In recent years in various human sciences: economics (Varian 2014 ; Blumenstock et al. 2015 ; Athey and Imbens 2017 ; Mullainathan and Spiess 2017 ), political science (Baldassarri and Goldberg 2014 ; Bonikowski and DiMaggio 2016 ), sociology (Barocas and Selbst 2016 ; Evans and Aceves 2016 ; Baldassarri and Abascal 2017 ), communication science (Hopkins and King 2010 ; Grimmer and Stewart 2013 ; Bail 2014 ), etc., ML has started to be applied both in academic research and in areas related to the management of services provided by the public administration (Athey 2017 ; Berk et al. 2018 ) or by private companies.
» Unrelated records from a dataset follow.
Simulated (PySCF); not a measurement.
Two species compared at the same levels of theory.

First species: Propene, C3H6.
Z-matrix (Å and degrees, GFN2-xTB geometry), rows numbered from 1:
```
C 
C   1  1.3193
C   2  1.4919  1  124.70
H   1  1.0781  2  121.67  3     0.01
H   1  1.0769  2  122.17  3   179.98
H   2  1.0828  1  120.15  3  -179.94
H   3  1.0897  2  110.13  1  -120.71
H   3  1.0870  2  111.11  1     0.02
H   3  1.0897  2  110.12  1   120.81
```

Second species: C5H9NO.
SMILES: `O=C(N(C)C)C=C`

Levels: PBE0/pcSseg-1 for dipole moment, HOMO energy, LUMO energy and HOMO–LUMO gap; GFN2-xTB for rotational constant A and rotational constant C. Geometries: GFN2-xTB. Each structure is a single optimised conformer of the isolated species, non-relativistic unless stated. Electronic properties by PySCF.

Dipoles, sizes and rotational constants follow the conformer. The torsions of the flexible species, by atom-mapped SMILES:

Overall, many different approaches and tools are included under the ML label (Kleinberg et al. 2015 ). Here we will only consider ANNs that use supervised ML algorithms. In the supervised ML the algorithm observes an output for each input. This output gives the algorithm a target to predict and acts as a “teacher”. On the contrary, unsupervised ML algorithms only observe the input and their task is to independently compute a function without a predetermined target (Hastie et al. 2009 ; Molina and Garip 2019 ). The goal of this paper is to apply ANNs to sociological data by comparing the results obtained with the results of traditional statistical techniques, to evaluate their strengths and weaknesses.
Short illustration of artificial intelligence and machine learning based on artificial neural networks
Artificial intelligence (AI) is a branch of computer science that encompasses a huge variety of computational operations, ranging from classical algorithmic production to ML and deep learning (DL) techniques (Russell and Norvig 2010 ; Kitchin 2014b ). The substantial difference between these approaches is that while traditional AI problem solving methods are based on if–then rules, ML and DL seek to iteratively evolve an understanding of data sets without the need to explicitly code any rules. This allow the computing system on which they are implemented to automatically learn and make predictions starting from a set of input data, adjusting their parameters by optimizing a performance criterion defined on the data and reducing the error rate at each stage of the learning process (Alpaydin 2016 ; Goodfellow et al. 2016 ).
In other words, in ML the aim is to construct a software program that adapt and learn independently, that is, without having a pre-programmed system that establishes how it should behave. Algorithms can learn from their mistakes thanks to training data used as examples. Accordingly, how much a model learns depends on the quality and amount of example data to which it has been exposed (Nilsson 2010 ; Dong 2017 ).
The considerable availability of information, due to the deluge of big data gathered from all kinds of specialized sensors and digital devices, and the rapid growth in parallel and distributed computing systems, made possible by the advance of faster CPUs, the advent of general purpose GPUs, the use of faster network connectivity and better software infrastructure for distributed computing, have given a boost to this sector (National Research Council 2013 ; Schmidhuber 2015 ; Goodfellow et al. 2016 ). AI applications are constantly evolving, reaching high levels of complexity and fascinating results in many different tasks: language translation, speech recognition, visual processing, spam filtering, and so on.
It is intuitive how companies capable of collecting and storing data correctly are candidates to be at the top of the AI sector. Many of the applications of DL are highly profitable (Goodfellow et al. 2016 ; Zuboff 2019 ). Footnote 1 Indeed, despite the emphasis around the state of the art, most big tech companies still use traditional ML models instead of more advanced DL, and depend on a traditional infrastructure of tools poorly suited to ML (Dong 2017 ).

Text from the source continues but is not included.